I've been getting pedicures on a regular basis since my mid-twenties. I'd say I get one about every 3 to 4 weeks depending on my schedule and finances. I'm always so excited to get one but after the one I had this morning I realized I don't really enjoy the process much, just the result. Allow me to break it down for you. You arrive at the nail salon and pick your color. This is a pretty fun part of the process because of the clever names. A great red color for Christmas is OPI's I'm not really a waitress. Today I picked a pretty purple named spontaneous. If there is no one waiting then a employee will start the water and bubble stuff in the pedicure massage chair. You take your shoes off, role your pants up and sit in the chair and put your legs in the water. Sometimes the water is so hot you can't keep your feet in for more than a few seconds. After some cold water is mixed in you can finally rest your feet in the water. The first thing they do is remove your polish if you have any and then they start trimming your nails and cuticles. This is usually my favorite part because they do such a better job than I could myself. Except when they cut me, make me bleed, and then spray alcohol on my feet which makes me clench my teeth in pain. Also, my legs are kind of short. The chair can be adjusted so the seat moves forward. They never seem to move it far enough and I have to position my leg and foot in such a way that causes my hamstrings to spasm and then cramp. Oh, and the "message" chair is anything but.

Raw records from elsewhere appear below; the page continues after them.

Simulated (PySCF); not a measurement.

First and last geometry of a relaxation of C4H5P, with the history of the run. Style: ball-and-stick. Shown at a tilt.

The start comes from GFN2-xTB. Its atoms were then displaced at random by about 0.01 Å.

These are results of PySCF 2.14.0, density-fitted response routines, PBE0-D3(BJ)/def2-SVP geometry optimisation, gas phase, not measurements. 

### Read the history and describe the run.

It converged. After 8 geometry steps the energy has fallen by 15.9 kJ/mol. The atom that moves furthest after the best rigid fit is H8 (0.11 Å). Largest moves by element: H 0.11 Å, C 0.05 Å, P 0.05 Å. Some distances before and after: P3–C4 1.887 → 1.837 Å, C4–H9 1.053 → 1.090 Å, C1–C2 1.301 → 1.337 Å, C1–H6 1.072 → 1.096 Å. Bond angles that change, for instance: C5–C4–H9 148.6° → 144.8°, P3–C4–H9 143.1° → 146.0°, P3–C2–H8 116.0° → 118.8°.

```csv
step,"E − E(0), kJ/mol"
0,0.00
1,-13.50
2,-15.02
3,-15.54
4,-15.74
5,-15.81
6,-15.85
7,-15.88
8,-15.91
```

I usually like the pulsing at first but again I'm short and the pulsing becomes and intense jabbing behind my head and I think it's supposed to be my upper back. Then the chair starts to shake violently and every bit of fat and loose skin on my body jiggles alarmingly. I've even been in some chairs where the seat squeezed my thighs so tightly I almost cried and then had to pee. Once your toes are trimmed they start on the bottom of your feet. This may include using a scrub sponge with some goo squeezed on it or a cheese grater (no joke). If they even come close to the arch of my foot I die in a fit of giggles and my face gets super red. Next, they attack your legs. They smear on huge amounts of sea salt scrub, rub it in fiercely, wash it off, and rub on some smelly oil. After the oil is rubbed all over your calves they then proceed to punch the crap out of your calves. After the boxing match they rub thick globs of pink lotion all over your legs and feet. The lotion is hard to get off. I hopped in the shower one time after a pedi and they put so much oil and crap on my feet that I slipped in the tub and did a semi-split. You know it's almost over once they start applying actual polish. I always wear flip-flops when I get a pedi so I don't have to hang around for my toes to dry. I usually sit at the drying table, flip through back issues of Essence magazine, and pay and leave within about 3 minutes. So, I guess my pedi excitement is a little misleading. I do love how my feet look afterwards though.
Pretty, pretty, pretty! I need to get some sun.

2 comments:
HAHAHAAH that is hilarious! I am not short but have experienced all of the above in varying degrees...I think everyone should read this in preparation for such a "relaxing" way to get your toes done! I actually bought I can't believe I'm a waitress.. it IS a great color! Look forward to another good post! maybe on hair cuts????
I LOLed Erin. Yes LOLed you heard me, because I was reading it at my desk. I shared with my mom ^^^^ she thinks you are hilarious as well!